Or, perhaps have the webservers / dbservers/ etc. plays' variables somehow append or insert items into the relevant lists in backup-server play's variables?

- hosts: webservers
   vars:
     backups:
       pubkeys:
         - <webserver X key ...>
   tasks:
     # ...

- hosts: dbservers
   vars:
     backups:
       pubkeys:
         - <dbserver Y key ...>
   tasks:
     # ...

In either case, the point is that if a new (class of) server is added, the pubkeys and host addresses are listed in the new play for this server, not in the existing plays. And it'd be handy if you could add more complicated data structures, as well as just single values.

(This is just off the top of my head, I don't think either is currently possible in Ansible - I just want to illustrate the kind of thing I mean.)

Obviously whatever scheme is used, it'd be better to avoid ones in which typos or incomplete refactoring of variable names results in things silently breaking. I'm thinking specifically of the xpath-style query: it would only take a typo to have an empty list returned. The latter scheme might be safer, if you couldn't append data just anywhere, but only to sites marked as receivers for this kind of addition.

Cheers,

Nick

Nick wrote:

Hi,

To clarify, what you want is a playbook that contains multiple plays,
like this. The roles of individual plays in a playbook is to map
individual tasks to groups of systems. So your multi-tier rollout
where you need to talk to webservers before dbservers looks about like
this:

hosts: webservers
tasks:
    - ...

hosts: dbservers
tasks:
    - ...

Thanks, I think I can see a way to do it like you describe, but it seems
fragile. Perhaps you have a better way than I'm thinking of. Might you
or anyone else have a working example they could show?

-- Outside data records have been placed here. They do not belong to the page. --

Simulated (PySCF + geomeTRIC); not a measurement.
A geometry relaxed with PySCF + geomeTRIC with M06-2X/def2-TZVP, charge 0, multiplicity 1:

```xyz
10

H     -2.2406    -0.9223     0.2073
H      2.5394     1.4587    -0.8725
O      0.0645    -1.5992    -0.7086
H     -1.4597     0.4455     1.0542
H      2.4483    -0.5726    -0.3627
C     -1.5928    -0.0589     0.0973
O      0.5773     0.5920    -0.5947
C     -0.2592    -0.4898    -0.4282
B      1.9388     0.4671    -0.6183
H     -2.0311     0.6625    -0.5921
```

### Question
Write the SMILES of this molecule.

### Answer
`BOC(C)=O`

My preference would be to try and define a yaml schema which grouped
related bits of information together - so that adding a new system is a
matter of adding a single yaml block. Whereas, if I am guessing what
you mean correctly, I would need to add elements in different places all
across my schema.

It sounds to me like you just need to look at putting data in host_vars,
and using ${groups.<group>} and ${hostvars.{host}...} to access it, as well
as delegate_to. Your (snipped) design below is hideous at best and seems to
attempt to explicitly not use any of ansible's features.

Daniel

Thanks for answering. Actually, that is the point of the examples: they're not
very nice, and I want to see how other people would do it better (no examples
forthcoming, unfortunately). I also left out features like host_vars which
didn't seem to help the explanation as I understood them.

The "delegate_to" keyword is new to me - I'm pretty certain I have read about
this but must have simply not understood its use and passed it over. Even
re-reading it, it's not very apparent how it is used. For instance, the
keyword's parameter isn't described and I am left to infer what it can be from
the example. Can I use any hostname or do they need to be ones from the
inventory? Can I use groups? And what are "outage windows", anyway?

Now what I know to search for, I can find better descriptions. Such as Michael
DeHaan's original announcement here:

    https://groups.google.com/forum/?fromgroups=#!topic/ansible-project/ZrSuwsqv1m8

And Jan Piet Mens' blog post here:

    http://jpmens.net/2012/09/01/delegation-of-tasks-with-ansible/

But neither explicitly answers my questions, unfortunately.

So, anyway back to the main point: I can see how delegate_to would help with the
example of adding public keys to an authorized_keys file, since that can be
accomplished by invoking a task on the backup host once per key. Fine.

But it doesn't help if I want to add *values* for iteration over in a template
expanded *once* on another host, as in the example of the firewall config - not
unless perhaps we resort to some some Puppet-style contortions and expand a
template per delegated action, and then include or otherwise stitch these
together into something usable. (I confess I dislike that approach, it's clumsy
to use and doesn't work in every case.)

Iterating over another host's host_vars variables as you suggest only works if
they're all in a well defined place known in advance. So you cannot exploit
this in the same way that delegate_to can invoke a task at arbitrary places.
Plus it's easy to break when refactoring: a mis-named or mis-placed variable on
one or more hosts would be silently ignored.

I suppose what I'm groping for is something akin to delegate_to, but rather than
physically executing some task on the target host, values are added to a list in
the other host's model (and absence of the list would be an error). This is not
necessarily a task; additions would ideally be computed prior to any task
invocations.

Is that feasible?

Cheers,

N

This series is all a bit long for me to follow, and seems to make lots
of claims that things are "not possible", when I know they are, so
I'll answer just one specific point that should correct those
assumptions:

"Iterating over another host's host_vars variables as you suggest only works if
they're all in a well defined place known in advance."

This is what facts are for. Speak to hosts in previous plays, and
their facts will be available in later plays, including places
like hostvars.